Wednesday, October 6, 2010

Outbuilding - Greene County, Virginia 

Over the years outbuildings have been an important fixture of rural homesteads and farms. There were smokehouses for preparing and storing meat, granaries to hold grain and feed, dairies for milk, ice houses, dovecotes, chicken coops,  laundries and of course privies. Today, many of these small buildings have fallen into disuse as rural life has adjusted to the modern world.

Barns, complex and expensive were likely to have been built to a proven and successful pattern. Small outbuildings however, were often hastily constructed from whatever materials were at hand. The "grass-roots" vernacular architecture of outbuildings is as individual as the farmers who built them.

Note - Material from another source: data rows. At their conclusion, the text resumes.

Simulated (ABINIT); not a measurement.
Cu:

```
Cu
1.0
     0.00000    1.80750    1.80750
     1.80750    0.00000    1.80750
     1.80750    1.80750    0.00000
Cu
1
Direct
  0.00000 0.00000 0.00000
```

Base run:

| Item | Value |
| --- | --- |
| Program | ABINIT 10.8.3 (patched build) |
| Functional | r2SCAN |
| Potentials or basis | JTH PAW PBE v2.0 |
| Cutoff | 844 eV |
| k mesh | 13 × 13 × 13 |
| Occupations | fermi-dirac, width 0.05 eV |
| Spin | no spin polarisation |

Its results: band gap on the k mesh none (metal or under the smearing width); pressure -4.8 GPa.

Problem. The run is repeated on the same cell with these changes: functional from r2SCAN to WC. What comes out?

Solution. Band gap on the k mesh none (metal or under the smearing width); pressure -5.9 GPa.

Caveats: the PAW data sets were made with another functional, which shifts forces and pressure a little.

In this area of central Virginia, white outbuildings are not as common as one might think. Most surviving outbuildings are a natural weathered gray, or painted a dark color. At one time whitewash was a practical and inexpensive way of protecting and beautifying rural structures. Does anyone still use whitewash?
"Saturday morning was come, and all the summer world was bright and fresh, and brimming with life. There was a song in every heart; and if the heart was young, the music issued at the lips. There was cheer in every face and a spring in every step.

"Tom appeared on the sidewalk with a bucket of whitewash and a long-handled brush. He surveyed the fence and all gladness left him and a deep melancholy settled down upon his spirit. Thirty yards of board fence nine feet high. Life to him seemed hollow, and existence but a burden. Sighing, he dipped his brush and passed it along the topmost plank, repeated the operation; did it again; compared the insignificant whitewashed streak with the far-reaching continent of unwhitewashed fence, and sat down on a tree box discouraged."